A now-disaffected Giselle and family have to work together when a magical accident means Andalasia overlaps with upstate New York. Patchy, padded belated sequel stuffed with duff songs and no real reason to exist. Maya Rudolph has fun as a baddie this time out, and that’s about it.
A year after Lost Bullet, Lino has a chance to get justice for the deaths of his mentor and brother. Amped-up sequel delivering as before in close combat, chases, reversals, and vehicular mayhem. A slightly lighter touch this time: sterling genre (SF and western touches in the mix) entertainment all the same.
The now-adolescent Damien Thorn discovers who he is: and so do others. The others, inevitably, die. More of the same, though with conspiracy and related angles added, if not altogether cohesively integrated. Still, there’s a death every few minutes, and a great Jerry Goldsmith score. The Final Conflict soon followed.
An outlaw warrior helps a princess regain her throne from an evil sorcerer. This self-aware sequel is an improvement from its predecessor, going for swashbuckling laughs and camp in equal measure. No classic, but it’s clear that there is a joke and that the cast and crew are all in on it.
Danny Ocean and crew relocate to Amsterdam, having to steal a Faberge egg to repay a nemesis. Some over-confidence in plotting and approach that might grate, but this is nevertheless a slick, effortless sequel doubling down on the mix of heist comedy and New Wave stylings established in its predecessor.
Buster Moon talks himself into trouble mounting a show in a Las Vegas-style resort. Dayglo jukebox animation sequel that doesn’t have the focus of the first flick, but nevertheless delivers jokes, visuals, and a musical palette from Mercury Rev to System of a Down via Prince, Billie Eilish, and The King and I. Something for everyone, pretty much.

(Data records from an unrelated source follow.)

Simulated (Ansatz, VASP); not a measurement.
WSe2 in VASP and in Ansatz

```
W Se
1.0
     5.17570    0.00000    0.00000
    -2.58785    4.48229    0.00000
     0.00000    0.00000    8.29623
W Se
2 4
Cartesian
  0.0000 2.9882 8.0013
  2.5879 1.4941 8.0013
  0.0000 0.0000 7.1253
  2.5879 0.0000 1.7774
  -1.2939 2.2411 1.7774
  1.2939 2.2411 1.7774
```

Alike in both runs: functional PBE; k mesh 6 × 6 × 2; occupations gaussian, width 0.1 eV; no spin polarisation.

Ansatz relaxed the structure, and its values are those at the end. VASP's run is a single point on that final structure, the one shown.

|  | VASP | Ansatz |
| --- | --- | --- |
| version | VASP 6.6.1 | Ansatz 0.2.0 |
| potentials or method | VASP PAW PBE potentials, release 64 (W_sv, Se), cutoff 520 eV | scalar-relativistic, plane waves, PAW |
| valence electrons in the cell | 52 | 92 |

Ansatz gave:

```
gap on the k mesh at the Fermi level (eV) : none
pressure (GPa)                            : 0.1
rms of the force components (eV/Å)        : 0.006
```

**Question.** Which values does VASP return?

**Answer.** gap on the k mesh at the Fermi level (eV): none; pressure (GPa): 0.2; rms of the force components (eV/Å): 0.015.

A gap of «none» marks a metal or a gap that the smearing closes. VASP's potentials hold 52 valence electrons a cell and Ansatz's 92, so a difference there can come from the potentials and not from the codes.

Strange and America Chavez travel the multiverse, trying to stop Scarlet Witch attaining a grimoire. Raimi brings superheroic and horror-comedy skillsets to bear on a confident slice of Marvel shenanigans: the format and aesthetics are as restricting as ever, but there’s gleeful moments nevertheless.
25 years after the original Woodsboro killings, a new series of murders. Cheerily meta sequel / reboot / remake, better with the self-aware jokes than with real suspense, despite a couple of inventive moments. Hard to care about the new cast or the murder-mystery element though, which robs the movie of impetus.
A computer games designer discovers he’s in a simulation. Meta belated sequel with some fun ideas about reboots, too much clumsy cod philosophy, and plenty of decent performances. However, poor action staging, awkward recasting of key roles, and weak storytelling undo good intentions.
With Grindelwald rising, Newt Scamander and friends try to stop a war between magicals and muggles. Plot-tastic third instalment of the inconsistent Harry Potterverse prequel series. More fan service this time around, plus a focus on getting the series wrapped up in case the projected Parts 4 and 5 disapparate. Zippy, but for diehards only really.